But possibly one of the most frustrating and sometimes infuriating for adoptive parents is how friends, family, and even strangers speak of their adopted child's birth family. There are still assumptions about big, bad birth moms that come straight from the Lifetime movie channel with birth moms who show up on doorsteps with golf clubs demanding babies back. Reality is far from this picture and wouldn't come close to creating a movie drama.
Recently a friend and adoptive mother told me that even though people around her have started to use positive adoption language, they still often speak negatively about her son's birth mother. This woman is now like family to them and when people speak poorly of her, it cuts deep.
I asked adoptive parents to complete this statement: What I wish people knew about birth parents is...

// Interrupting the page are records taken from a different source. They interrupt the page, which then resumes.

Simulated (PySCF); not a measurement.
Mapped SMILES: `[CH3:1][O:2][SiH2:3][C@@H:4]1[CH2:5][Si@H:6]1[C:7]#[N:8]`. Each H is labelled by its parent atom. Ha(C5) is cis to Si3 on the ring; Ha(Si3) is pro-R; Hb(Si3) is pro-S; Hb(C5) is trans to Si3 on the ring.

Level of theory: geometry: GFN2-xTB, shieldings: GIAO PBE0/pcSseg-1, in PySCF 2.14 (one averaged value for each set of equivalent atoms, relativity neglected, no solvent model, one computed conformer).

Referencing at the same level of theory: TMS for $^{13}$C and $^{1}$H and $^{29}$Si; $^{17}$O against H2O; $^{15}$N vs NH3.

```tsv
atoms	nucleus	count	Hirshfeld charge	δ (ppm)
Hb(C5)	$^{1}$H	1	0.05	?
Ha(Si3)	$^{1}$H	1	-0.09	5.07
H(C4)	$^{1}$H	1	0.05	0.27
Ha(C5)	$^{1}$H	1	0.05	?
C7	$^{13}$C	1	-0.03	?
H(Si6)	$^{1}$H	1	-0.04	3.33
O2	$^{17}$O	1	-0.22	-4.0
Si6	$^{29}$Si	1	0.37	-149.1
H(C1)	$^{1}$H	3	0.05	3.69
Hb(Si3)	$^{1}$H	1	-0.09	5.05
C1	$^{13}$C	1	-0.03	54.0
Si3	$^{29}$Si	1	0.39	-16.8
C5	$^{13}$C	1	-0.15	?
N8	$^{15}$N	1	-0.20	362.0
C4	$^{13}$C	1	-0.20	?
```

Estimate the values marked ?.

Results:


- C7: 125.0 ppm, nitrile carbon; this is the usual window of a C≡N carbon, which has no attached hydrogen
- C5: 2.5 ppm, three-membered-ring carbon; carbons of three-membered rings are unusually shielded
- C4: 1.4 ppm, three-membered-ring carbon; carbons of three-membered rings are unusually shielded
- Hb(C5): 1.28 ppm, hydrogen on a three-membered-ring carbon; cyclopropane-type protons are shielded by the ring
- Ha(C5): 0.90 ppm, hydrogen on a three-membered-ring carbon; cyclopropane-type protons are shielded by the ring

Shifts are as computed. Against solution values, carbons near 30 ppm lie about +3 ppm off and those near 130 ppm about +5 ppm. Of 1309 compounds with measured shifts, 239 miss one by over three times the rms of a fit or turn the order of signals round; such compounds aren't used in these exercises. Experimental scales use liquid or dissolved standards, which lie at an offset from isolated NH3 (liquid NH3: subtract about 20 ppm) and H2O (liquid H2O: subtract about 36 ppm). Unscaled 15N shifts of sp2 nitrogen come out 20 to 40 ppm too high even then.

Here's what adoptive mothers had to say, and it might not be what you expect.
About who
they are
They are courageous selfless women,
who ultimately LOVE
their child and want what’s best for them! ~Shauna
Birthparents
grieve. ~Tracie
They are
some of the most honest and loving people I know. ~Alicia
Not all birthparents are troubled
teens. They are greatly admired - what brave and strong people [they are]!
~Erin
I understand that she hasn't made
the greatest choices in her adult life, but she's human and we love her and
people don't seem to understand that it is hurtful to us to speak derogatorily
about her. ~Elizabeth
They are just people with feelings
just like us. It is so easy to love them when you put yourself in their shoes
and realize the sacrifice they are making...they are a part of us forever no
matter how much contact we have with them. ~Kim
They are
selfless! ~Erin
They are brave. Brave enough to sacrifice their bodies, their
reputations, their jobs, their relationships with friends/family, etc., all
because they know LOVE for the LIFE of their sweet child growing inside of
them. They could have an abortion. They could keep a child in a dangerous or
unstable situation. But they choose the harder road, because it is better for
their child. What honor. What privilege to know people who can love like that.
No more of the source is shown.